And in our civilization there is a refusal of the choice of adult consciousness - instead most people stay in adolescence, while a few try, and fail, to return to pre-adolescence.
I don´t think that the traditionalists have even tried addressing the question of development of consciouness fairly. I´m not saying that everyone needs to immerse themselves in the works of Steiner or Barfield but I don´t think they have given a fair account of what Romantics (perhaps especially you Charlton) mean by it.
I have read Barfields "Romanticism Comes of Age" this summer and often struggles to understand the ways people in the past could have experienced the world even though Barfield often describes it in a livid manner (and of course one cannot "prove" such claims). Nevertheless I really believe there is a profound difference in consciousness between the past and the present.
Even if one does not follow or agree with Steiner/Barfield one should be able to see that almost 400 years creeping scientic materialism/atheism have profoundly shaped the way man thinks about and expericences the world and that this would have major consequences for religion (and all manner of other areas, such as institutions like the monarchy). CS Lewis could see it, I believe, even though he would disagree with his friend about much.
Dr. Charlton,
Your comments on the CJCLDS are interesting to me because they point to an inherent tension: either a church establishes hierarchy/authority and has a community of believers in the doctrine or it preaches individual revelation and it is unclear what the community of believers is.
I’m sympathetic to what I perceive to be the Romantic Christian point of view and think the development of consciousness is critical to understanding where we are at snd are going. But how do we maintain a community of believers in Romantic Christianity? Or are we meant to develop beyond that?
@AB - "I don´t think that the traditionalists have even tried addressing the question of development of consciousness"
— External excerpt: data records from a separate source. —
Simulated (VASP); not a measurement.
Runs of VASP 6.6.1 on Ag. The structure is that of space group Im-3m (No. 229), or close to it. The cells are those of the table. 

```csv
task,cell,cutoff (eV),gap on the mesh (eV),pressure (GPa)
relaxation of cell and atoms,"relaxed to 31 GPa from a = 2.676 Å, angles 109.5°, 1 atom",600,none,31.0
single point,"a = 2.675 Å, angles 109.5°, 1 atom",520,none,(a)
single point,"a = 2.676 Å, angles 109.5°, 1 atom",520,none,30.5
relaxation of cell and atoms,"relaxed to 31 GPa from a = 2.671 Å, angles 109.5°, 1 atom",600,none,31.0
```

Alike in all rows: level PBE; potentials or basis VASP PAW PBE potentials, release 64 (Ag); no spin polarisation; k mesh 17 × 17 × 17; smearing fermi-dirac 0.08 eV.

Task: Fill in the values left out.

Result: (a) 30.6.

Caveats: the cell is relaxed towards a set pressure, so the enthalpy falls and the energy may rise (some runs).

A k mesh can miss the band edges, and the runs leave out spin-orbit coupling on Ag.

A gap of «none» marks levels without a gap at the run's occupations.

No. There seems to be an assumption that evolution is being used to mean superiority; when it means something more like maturation. I think it is also necessary to recognize that this progressive change in human consciousness is part of the divine plan - which is something that Barfield doesn't make clear enough IMO.
Because I believe in a pre-mortal (spirit) life; I think that the nature of evolution is to do with creating conditions suitable for the needs of different kinds of souls.
(Steiner and Barfield regarded it as a consequence of the development of reincarnating spirits - due to their multiple prior experiences; but I don't think that view of reincarnation is correct; as I've sometimes argued here: https://charltonteaching.blogspot.com/search?q=reincarnation+barfield.)
@Donald - "But how do we maintain a community of believers in Romantic Christianity?"
As we see all forms of human institution (including churches) being assimilated to an evil global bureaucracy - I think the answer becomes clearer that the community should be based on inter-personal love - i.e. the family, and whenever Christian groups can develop and cohere with the kind of personal relationships and commitment that families have quite often possessed.
I think this is contained in the Fourth Gospel - https://charltonteaching.blogspot.com/2018/12/gemeinschaft-not-gesellschaft-in-fourth.html - but the historical church took a different path, perhaps because it then fitted the then nature of Men (whose thinking was then much more groupish, immersive, un-conscious, less-free at the individual level); and this large-scale cohesion and integration with the military/ administrative rulers made Christianity stronger in a worldly sense.
But I would say churches were (at root) never more than a potentially expedient compromise with the world and Men's natures - and this was why they have been so variable in the effectiveness/ harmfulness at different times and places. i.e. In practice churches were necessary - but now, in practice, do more harm than good overall, by linking Christianity organizationally (through bureaucratic regulations of many kinds) to an evil-motivated world regime.
What you describe has become necessary and how Christians actually live, even if ignored. There are countless Churches, and even within denominations like Catholicism a variety of options based on how traditional/liberal your personal allegiances lie. Generally the hierarchy is regarded as not powerful or heeded for various different reasons among liberals and traditionalists...
Our discernment is necessarily coming first, though we're not going far enough with it.